I ran into a whole family of skunks a few years ago. I’d taken a walk through a local nature preserve, and on my way out my progress was halted by a mother skunk and all her cute little babies milling about in the middle of the path. “Hmmm,” I thought, “I think I’ll wait over there.” They completely ignored me, and eventually mama skunk led her babies off the path and into the brush, and I was able to proceed.
The skunks up here are of the opinion that they have right of way on all the sidewalks – not unreasonably; I’m at a four-year university, so the skunks have usually been here longer than the students. They’re kind of like cats only grouchier, so if you keep a respectful distance and don’t act like a threat, they will usually allow you to escape unscathed.

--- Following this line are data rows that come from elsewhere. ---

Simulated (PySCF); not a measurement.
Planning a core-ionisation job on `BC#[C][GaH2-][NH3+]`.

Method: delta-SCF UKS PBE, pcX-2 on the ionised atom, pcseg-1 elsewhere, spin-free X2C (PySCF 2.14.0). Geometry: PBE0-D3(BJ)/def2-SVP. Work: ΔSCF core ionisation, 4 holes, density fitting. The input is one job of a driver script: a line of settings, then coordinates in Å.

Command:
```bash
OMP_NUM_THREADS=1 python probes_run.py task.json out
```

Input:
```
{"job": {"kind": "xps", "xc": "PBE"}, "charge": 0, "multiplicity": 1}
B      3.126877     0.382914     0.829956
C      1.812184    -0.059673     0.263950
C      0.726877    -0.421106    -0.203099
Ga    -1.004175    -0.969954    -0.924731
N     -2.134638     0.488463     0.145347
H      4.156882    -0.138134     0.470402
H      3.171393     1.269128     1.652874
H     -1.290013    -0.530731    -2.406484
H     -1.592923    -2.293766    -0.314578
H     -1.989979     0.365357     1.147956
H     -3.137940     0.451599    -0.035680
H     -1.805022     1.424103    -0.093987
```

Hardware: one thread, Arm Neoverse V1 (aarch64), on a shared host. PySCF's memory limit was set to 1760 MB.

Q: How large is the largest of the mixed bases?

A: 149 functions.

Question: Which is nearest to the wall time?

By Og, I want just one of those to release on campus the next time a gaggle of drunken freshmen discover that the local Target sells SuperSoakers! I keep telling the grounds crew that they should cage the idiots and leave the skunks alone, but evidently the cages don’t come large enough to confine students. Tragic.
See, our “zoo” is really just a place for local animals that are hurt, need to rehab, or can’t be put back in the wild. So, while there are two bold eagles and three bears, there are also raccoons, kit foxes, a donkey, and rattle snakes.
We had an Siamese/Himalayan cross who would go nose to-nose with raccoons, even at the old age of 14. The cat and raccoon would sniff one another’s faces, make godawful noises at one another and then go their separate ways.
Other cats we’ve had would share the overturned garbage can buffet with raccoon and , again, cats and raccoons would sound like they wanted to kill each other, but wouldn’t.
Did the neighbor lady kill your cat, hide the body, and blame the raccoon, I wonder? I’ve seen cats and raccoons gang up on dogs who wanted in on their feasts, so I could believe a raccoon killing a small dog and possibly even eating it, but cats and raccoons just jive talk one another, for the most part.
Although I wouldn’t put it past a raccoon to kill a cat, I would think it much more likely that the cat was killed by some other means, like hit by a car and then dragged itself into that lady’s yard and died, then the raccoon came along.
“Hey, baby, I’m all-American. Do you want to get with this? Ah, baby, don’t be like that. Me love you loooong time. You bitch! Why you gotta be so unpatriotic?”
That’s what I was thinking too. I did some vounteer work at a wildlife rehab center back in my highschool days. The scavengers are lazy bastards. I can’t imagine a raccoon making the effort to hunt and kill a cat, unless the coon is mad with hunger or is rabid. Raccoons are thrilled to find roadkill or other carion though. That’s good eatin’!
I’ve only seeen raccoons actually fight with animlas that charged them (dog, coyote, Mom with broomstick) or when they had something particularly tasty and thought they could win the big intimidation stand-off. They are really aggressive, but it’s mostly for show. Like skunks, they’ll usually move off if something bigger and meaner comes along. But if something attacks them, they’ll put up one helluva fight.
I do know of one raccoon that turned up with a chicken carcass. We don’t know if he killed the chicken himself, liberated the carcass from a farm’s dumpster, or stole it from another animal. It wouldn’t surpirse me at all if he did kill it himself, 'cause that particular coon was a big and nasty mofo, but he probably found it or stole it.